Sydney star eight from eight after slashing Stutt Stakes success
Pierro made the perfect start to what could be a history-making Spring Racing Carnival when he won the City Jeep Bill Stutt Stakes.
The champion Sydney colt made a one-act affair of the $220,000 Group 2, streaking to the easiest of wins in the 1600-metre event.
The victory stretched his unbeaten record to eight and his enthusiastic trainer Gai Waterhouse said the big crowd that braved the wintry conditions for his Melbourne debut had been treated to a special performance.

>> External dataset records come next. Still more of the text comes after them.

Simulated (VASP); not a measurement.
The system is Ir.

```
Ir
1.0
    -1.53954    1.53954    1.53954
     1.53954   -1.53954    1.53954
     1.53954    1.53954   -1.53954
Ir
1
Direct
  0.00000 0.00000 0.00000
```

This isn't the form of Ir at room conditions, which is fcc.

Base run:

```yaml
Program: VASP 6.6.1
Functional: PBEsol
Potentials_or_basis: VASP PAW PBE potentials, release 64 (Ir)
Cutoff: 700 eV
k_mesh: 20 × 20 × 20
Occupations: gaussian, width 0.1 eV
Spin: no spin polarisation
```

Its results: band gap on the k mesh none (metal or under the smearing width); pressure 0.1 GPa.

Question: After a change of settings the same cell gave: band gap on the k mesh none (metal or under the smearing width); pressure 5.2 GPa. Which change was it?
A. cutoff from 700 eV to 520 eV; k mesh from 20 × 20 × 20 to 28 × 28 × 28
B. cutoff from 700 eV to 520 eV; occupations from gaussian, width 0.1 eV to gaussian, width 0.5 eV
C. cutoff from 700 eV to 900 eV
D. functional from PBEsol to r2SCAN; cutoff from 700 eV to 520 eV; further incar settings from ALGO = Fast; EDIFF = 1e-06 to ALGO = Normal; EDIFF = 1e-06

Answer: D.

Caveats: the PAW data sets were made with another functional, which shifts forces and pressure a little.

“It’s fantastic, he’s such an exciting colt…it was just a galloping lesson,” she said.
“It was lovely the way he lowered himself and found the line and his acceleration at the end of the race, that was the best thing.
“He’s really exciting and you were very privileged to see a colt as good as this.”
The son of Lonhro will next be seen in the $1 million Group 1 BECK Caulfield Guineas before, all going well, returning to Moonee Valley for the $3 million Sportingbet Cox Plate on 27 October.
Should he win those two events – he is favourite for both – he will become the first three-year-old since Red Anchor, who was trained by Waterhouse’s father Tommy Smith, in 1984 to complete the Stutt-Guineas-Cox Plate treble.
After jumping well, Pierro and jockey Nash Rawiller were in front for over a furlong before handing up to Carringbush Jack.
He asserted his superiority at the 500m, taking charge of the race before powering away in the straight to score by 4-3/4 lengths from Carringbush Jack with $13 second elect Jimando 2-1/2 lengths away third.
Rawiller said Pierro handled the track with aplomb and ominously declared that he would derive great benefit ahead of the Guineas, which will be run on 13 October.
“He’s such an adaptable horse, he took the first turn like he’d been around it 100 times and that’s just what makes him as good as he is, he just adapts to situations,” Rawiller said.
“He’s going on to better things so he needed this tonight. I wanted to be as soft as possible but still make him get the job done and get a bit of improvement out of it.”